The Michigan Senate recently introduced legislation in an attempt to join several North American jurisdictions that have established clean fuel standards. The Michigan Clean Fuel Standard aims to reduce the average carbon intensity of transportation fuels sold and used in Michigan and incentivize investment in the production, distribution, and use of clean alternative fuels. Several other states are also advancing initiatives to establish clean fuel standards in a growing trend that will create new opportunities and business considerations for fuel producers and project developers.

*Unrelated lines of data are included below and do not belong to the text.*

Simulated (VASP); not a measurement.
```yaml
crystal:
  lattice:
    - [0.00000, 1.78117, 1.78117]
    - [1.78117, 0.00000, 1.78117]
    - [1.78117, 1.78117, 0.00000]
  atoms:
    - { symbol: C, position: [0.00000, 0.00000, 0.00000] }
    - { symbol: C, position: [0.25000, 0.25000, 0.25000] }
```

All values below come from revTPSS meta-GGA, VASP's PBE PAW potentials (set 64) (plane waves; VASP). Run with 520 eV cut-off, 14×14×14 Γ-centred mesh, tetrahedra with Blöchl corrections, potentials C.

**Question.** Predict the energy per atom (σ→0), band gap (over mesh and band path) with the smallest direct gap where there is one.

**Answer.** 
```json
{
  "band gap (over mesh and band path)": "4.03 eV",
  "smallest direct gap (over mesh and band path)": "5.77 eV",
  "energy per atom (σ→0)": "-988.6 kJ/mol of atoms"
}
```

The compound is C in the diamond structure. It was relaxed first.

Senate Bill 275 requires that, by the end of 2035, the carbon intensity of all transportation fuel produced or imported for use in Michigan be reduced to at least 25% below the baseline carbon intensity of all transportation fuel produced or imported for use in Michigan in 2019. California (2011), British Columbia (2011), Oregon (2016), Canada (2021), and Washington (2022) each employ similar reduction targets utilizing a past annual carbon intensity average as a baseline and a percentage reduction goal set for a specific future year. Each regime also utilizes credits that are generated by the production or distribution of clean fuel or other carbon reducing activities. In Michigan, businesses that produce fuels above the standard will receive credits that can be traded or sold, while fuel providers that produce fuel below the standard will be required to reduce the fuel’s carbon intensity below the standard or offset the deficit by purchasing credits.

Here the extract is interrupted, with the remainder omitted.